Following the stressful tour, Morissette started practicing Iyengar Yoga for balancing, and after the last December 1996 show, she headed to India for six weeks, accompanied by her mother, two aunts and two friends.
Morissette was featured as a guest vocalist on Ringo Starr's cover of "Drift Away" on his 1998 album, Vertical Man, and on the songs "Don't Drink the Water" and "Spoon" on the Dave Matthews Band album Before These Crowded Streets. She recorded the song "Uninvited" for the Soundtrack to the 1998 film City of Angels. Although the track was never commercially released as a single, it received widespread radio airplay in the U.S. At the 1999 Grammy Awards, it won in the categories of Best Rock Song and Best Female Rock Vocal Performance, and was nominated for Best Song Written for a Motion Picture, Television or Other Visual Media. Later in 1998, Morissette released her fourth album, Supposed Former Infatuation Junkie, which she wrote and produced with Glen Ballard.
In 1999, Morissette delved into acting again, for the first time since 1993, appearing as God in the Kevin Smith comedy Dogma and contributing the song "Still" to its Soundtrack. Morissette reprised her role as God for a post-credits scene in Smith's next film, Jay and Silent Bob Strike Back, to literally close the book on the View Askewniverse. She also appeared in the hit HBO comedies Sex and the City and Curb Your Enthusiasm, appeared in the play The Vagina Monologues, and had brief cameos playing herself in the Brazilian hit soap operas "Celebridade" and Malhação.

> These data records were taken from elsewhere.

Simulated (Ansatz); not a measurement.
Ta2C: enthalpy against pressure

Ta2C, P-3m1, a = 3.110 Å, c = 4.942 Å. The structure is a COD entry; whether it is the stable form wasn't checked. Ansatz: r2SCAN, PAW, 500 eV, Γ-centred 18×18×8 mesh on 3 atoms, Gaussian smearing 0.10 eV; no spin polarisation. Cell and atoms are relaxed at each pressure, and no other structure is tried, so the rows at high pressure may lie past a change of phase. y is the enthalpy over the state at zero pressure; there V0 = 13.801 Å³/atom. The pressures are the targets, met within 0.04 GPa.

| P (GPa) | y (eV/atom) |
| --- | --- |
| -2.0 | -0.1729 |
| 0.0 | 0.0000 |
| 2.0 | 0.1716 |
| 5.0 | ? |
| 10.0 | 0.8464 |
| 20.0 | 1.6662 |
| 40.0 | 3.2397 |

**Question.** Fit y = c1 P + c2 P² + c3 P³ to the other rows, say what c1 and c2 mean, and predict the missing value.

In 2001, Morissette was featured with Stephanie McKay on the Tricky song "Excess", which is on his album Blowback. Morissette released her fifth studio album, Under Rug Swept, in February 2002. For the first time in her career, she took on the role of sole Writer and Producer of an album. Her band, comprising Joel Shearer, Nick Lashley, Chris Chaney, and Gary Novak, played the majority of the instruments; additional contributions came from Eric Avery, Dean DeLeo, Flea, and Meshell Ndegeocello.
Morissette met Canadian actor Ryan Reynolds at Drew Barrymore's birthday party in 2002, and the couple began dating soon after. They announced their engagement in June 2004. In February 2007, representatives for Morissette and Reynolds announced they had mutually decided to end their engagement. Morissette has stated that her album Flavors of Entanglement was created out of her grief after the break-up, saying that "it was cathartic".
In late 2003, Morissette appeared in the Off-Broadway play The Exonerated as Sunny Jacobs, a death row inmate freed after proof surfaced that she was innocent. In April 2006, MTV News reported that Morissette would reprise her role in The Exonerated in London from May 23 until May 28.
She expanded her acting credentials with the July 2004 release of the Cole Porter biographical film De-Lovely, in which she performed the song "Let's Do It (Let's Fall in Love)" and had a brief role as an anonymous stage performer. In February 2005, she made a guest appearance on the Canadian television show Degrassi: The Next Generation with Dogma co-star Jason Mewes and Director Kevin Smith. Also in 2005, Morissette, then Ryan Reynolds's fiancée, made a cameo appearance as "herself" as a former client of Reynolds' character in the film Just Friends. This scene was deleted from the theatrical release, and is only available on the DVD.
Morissette was raised in a devout Roman Catholic family. She became a US citizen in 2005, while maintaining her Canadian citizenship.
In 2006, she guest starred in an episode of Lifetime's Lovespring International as a homeless woman named Lucinda, three episodes of FX's Nip/Tuck, playing a lesbian named Poppy, and the mockumentary/documentary Pittsburgh as herself.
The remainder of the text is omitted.